Hacker News new | ask | show | jobs
by gorbypark 747 days ago
I think OP is saying that the algorithm is designed in such a way it can match “visually similar” photos/content. The idea is you can’t just rescale, crop or otherwise slightly change a photo as you could if this was just a regular SHA hash of the file. Now they are saying that it might be possible to create an “evil hash” of a document that could match a large percentage of documents, because the hash algorithm obviously doesn’t have enough bits to actually represent the content. So if you have a hash of “white document with some black text” (for example, if looking for image scans of documents) and add this to the db of “watched” hashes, you could in theory hoover up documents.

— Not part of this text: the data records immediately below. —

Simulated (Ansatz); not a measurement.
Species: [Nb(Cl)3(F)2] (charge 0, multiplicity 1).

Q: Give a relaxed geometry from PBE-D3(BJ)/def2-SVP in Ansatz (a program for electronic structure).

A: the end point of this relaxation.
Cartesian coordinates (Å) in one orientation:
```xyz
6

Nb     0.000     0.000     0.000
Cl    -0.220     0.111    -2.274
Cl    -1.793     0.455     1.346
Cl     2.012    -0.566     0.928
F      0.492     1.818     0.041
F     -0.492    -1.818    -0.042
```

A quick search didn’t lead me to any proof of concepts about this idea but on the surface (I don’t have any knowledge of the hashing algorithm used in these content filters) it seems like a plausible idea, depending on a lot of factors.

1 comments

I'm not sure that this would work, mainly because it would mean that all the documents would have the same hash, rendering the content ID system useless. I don't know how many bits a content I'd contains, though, but I imagine it's enough to avoid having too many collisions (as that would reduce the usefulness of the system).
Right. That is the OPs point, however (as far as I can tell). They think it will be intentionally abused by governments as a way of collecting data by mandating certain hashes that will intentionally have many collisions.